A financially weak country, like Greece or Portugal, that pulled out of the euro zone would incur costs equal to half of its gross domestic product as the government and corporations were unable to pay their debts and banks collapsed, according to a study released this week by the Swiss bank UBS. The cost would not remotely be offset by the benefits of having a weaker currency, according to the study.

Ouch.
 
Didn't read the article. Did it take the long term effects this would have on a non-competetive economy into account?
 
Didn't read the article. Did it take the long term effects this would have on a non-competetive economy into account?
This seems to be the actual report:
http://www.scribd.com/doc/64020390/xrm45126

Punchline: The Euro should not exist (in its current format).

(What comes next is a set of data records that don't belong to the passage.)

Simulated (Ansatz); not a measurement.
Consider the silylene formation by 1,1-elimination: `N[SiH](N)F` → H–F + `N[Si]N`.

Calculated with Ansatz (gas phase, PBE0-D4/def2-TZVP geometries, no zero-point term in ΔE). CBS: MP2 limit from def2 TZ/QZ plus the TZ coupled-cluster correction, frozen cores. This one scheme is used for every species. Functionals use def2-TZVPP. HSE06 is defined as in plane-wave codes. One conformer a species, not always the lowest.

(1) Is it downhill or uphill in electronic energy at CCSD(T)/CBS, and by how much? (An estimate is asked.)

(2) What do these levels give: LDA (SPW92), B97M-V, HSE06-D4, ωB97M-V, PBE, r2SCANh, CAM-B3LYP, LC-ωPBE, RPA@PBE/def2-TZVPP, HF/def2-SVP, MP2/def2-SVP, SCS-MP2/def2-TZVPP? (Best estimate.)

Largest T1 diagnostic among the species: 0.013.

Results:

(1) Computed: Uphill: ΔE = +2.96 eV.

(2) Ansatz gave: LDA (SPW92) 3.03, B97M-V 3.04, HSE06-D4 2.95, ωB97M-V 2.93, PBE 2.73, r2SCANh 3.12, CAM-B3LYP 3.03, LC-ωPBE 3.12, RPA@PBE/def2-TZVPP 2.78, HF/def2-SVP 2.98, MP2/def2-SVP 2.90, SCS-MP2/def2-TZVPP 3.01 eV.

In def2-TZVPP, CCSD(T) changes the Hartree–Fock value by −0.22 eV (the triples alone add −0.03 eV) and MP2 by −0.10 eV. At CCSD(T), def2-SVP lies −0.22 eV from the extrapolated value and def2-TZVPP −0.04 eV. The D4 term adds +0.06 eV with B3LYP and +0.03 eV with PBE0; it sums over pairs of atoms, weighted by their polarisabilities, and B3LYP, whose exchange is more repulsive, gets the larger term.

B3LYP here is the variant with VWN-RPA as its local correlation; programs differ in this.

The real danger he seems to be driving at is the political risks of the Euro collapsing: Demise of democracy and/or civil war in hard-hit nations. And peripheral countries in trouble (read Greece I suppose) might suffer an immediate down-shift to the tune of 50% if GDP in the report's estimate.
 
UBS´s credibility...I know its low but I couldnt resist :mischief:

Other economists say that it will help, maybe its time for experiment :satan:
 
Another German resigns from the ECB...
 
The only thing european politicians can agree on is postponing the inevitable, so I interpret this latest resignation as an indication that yet another fund (perhaps the "eurobonds" idea) is being set up for feeding the bankers. A few more months...

As for the costs of default, I live on one of those countries and I do not hesitate to call bullcrap (edit: damn censorship on this forum!) on that "study". Banks are commissioning propaganda saying that default is going to be terrible? What a surprise! They are the ones with the most to lose! My country defaulted what, 8 times in 800 years? We're still around. We'll still be around after USB goes bankrupt and forgotten.
GDP will become smaller, certainly - because all the debt dealing which artificially inflated it will end. It might even come to again reflect the actual state of an economy! The collapse of finance will cause a temporary disorganization of economic activity until a new stable banking system is in place? Again, sure. A few months. But real assets won't be exceptionally destroyed. Factories won't sink into the earth, land won't be washed out to sea in some cataclysmic event. Only financial assets (and make-believe ones at that) will vanish. That means changes in power relations, but the world never stops just because a currency changes, or a powerful class gets kicked out of power and replaced. We're not even talking civil war here, we're talking something like a real change of government - for a change!

The funny thing is: the euro could have been saved, if debt had been defaulted on immediately when the crisis became obvious (2008). But the bankers would have none of that: it would cause some to go bankrupt, and devalue the euro which would negate the big advantage which the banks have been seeking in the euro from the start: leverage to expand outside the EU. International finance is still very much a dollar market, and devaluation of the euro would have starved them of funds to expand.
Instead, they'll now get the death of the euro and of the even more insolvent banks. Not "death of the banks", but bankruptcy and nationalization and thus (hopefully) an end to the little empires of the "financier-class" which manages them (for a couple of generations or so).

By the way, if someone wants to check a serious short study about the possible management of an exit from the euro, here is one worth reading (for those of you who know understand french), concerning France.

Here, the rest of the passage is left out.